Going Inside

There was an abrupt change in the schedule at the County Jail a few weeks ago, which meant that the Monday evening meditations ended, at least until we can figure out a time which the volunteers can make. I miss going there, even though I am also glad to have fewer things to do on Mondays (the Embarcadero sit happens every week, and I meet with students pretty much every other Monday evening).
A couple of weeks ago, I got a request from the person who runs these things for the Sheriff’s office to meet with one of the inmates I connected with over the months, and yesterday was my first free day to do that. He used to be on one of the wings at the jail in the Hall of Justice on Bryant St, and I had met him one-to-one there once, in addition to the times he came to the group meditation, where he seemed to thrive. That wing got closed for health reasons last year, and he was transferred over to San Bruno.

I had never been to that jail, but after my rides south of the city over the last few months, at least I had a clear sense of where it was and how I could get there – I could choose to ride all the way, but I would be a little less presentable when I got there; the easier option is taking the BART to San Bruno and riding up to Skyline, still a work-out, but only a few miles.
There was a beginner’s mind quality to visiting for the first time. Making sure my clearance was up-to-date and getting a badge to enter was familiar, but I had no idea where to go. The facility is newer than the Hall of Justice, and much less grim to spend time in. The ‘legal rooms’ (where lawyers meet their clients) form a little quadrant together a few doors in from the entrance, with glass from waist height upwards – it was bright and the colours were restful. I had arrived at a meal time apparently – 9:30 in the morning – and had to wait for the inmate to be brought out, so I sat as peacefully as I could, in the newness and expectation, as a lawyer waited in one of the adjacent rooms.

I hadn’t seen this inmate in almost a year, I would guess, and he looked a bit weary. He said things were bitter-sweet. He is a smart and hopeful guy, but had done some unwise things, mostly under the influence of crack, and was now looking at his third strike felony, which would put him behind bars for a long time. His version of the story had many elements which would reduce the seriousness of the charge, but I don’t feel entirely sure that he isn’t spinning the most hopeful version for himself. He also wants to marry the woman he already calls his wife, though I also have the sense that she might not be as keen on this version of the story as he is.
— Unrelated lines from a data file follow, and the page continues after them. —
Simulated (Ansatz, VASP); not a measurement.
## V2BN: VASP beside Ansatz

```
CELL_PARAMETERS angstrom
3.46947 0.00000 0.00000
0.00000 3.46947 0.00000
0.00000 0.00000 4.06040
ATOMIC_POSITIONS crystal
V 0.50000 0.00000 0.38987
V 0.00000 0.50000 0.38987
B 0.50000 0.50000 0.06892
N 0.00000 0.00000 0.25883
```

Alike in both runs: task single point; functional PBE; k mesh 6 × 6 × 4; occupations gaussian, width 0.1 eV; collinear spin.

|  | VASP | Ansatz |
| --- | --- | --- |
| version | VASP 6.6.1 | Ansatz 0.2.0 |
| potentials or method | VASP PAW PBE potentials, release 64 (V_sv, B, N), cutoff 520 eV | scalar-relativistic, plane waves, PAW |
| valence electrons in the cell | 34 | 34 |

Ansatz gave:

My opinions on these things aren’t so important though; after chatting for a while, he asked if we could do a meditation, at the end of which his demeanour had changed quite noticeably. He shook my hand with enthusiasm when we parted, thanking me for lifting his spirits. I left the building into the sunny morning, with the coastal breeze keeping the temperature down; a hawk was being buzzed by a couple of crows above the trees. The deputy at the gate was not the person who had signed me in, and was obviously used to be chatting merrily with visitors, so we talked for a while before I took the much easier downhill road back to BART.

In the afternoon I returned to the tech company I had visited last month, in the kind of contiguity that reminded me of something I wrote about in the early days of this blog. The small group are mostly on the beginners’ side of things, but they sat strongly, and the process of settling and having the energy in the room work its effect on people felt just the same as it had earlier in the day.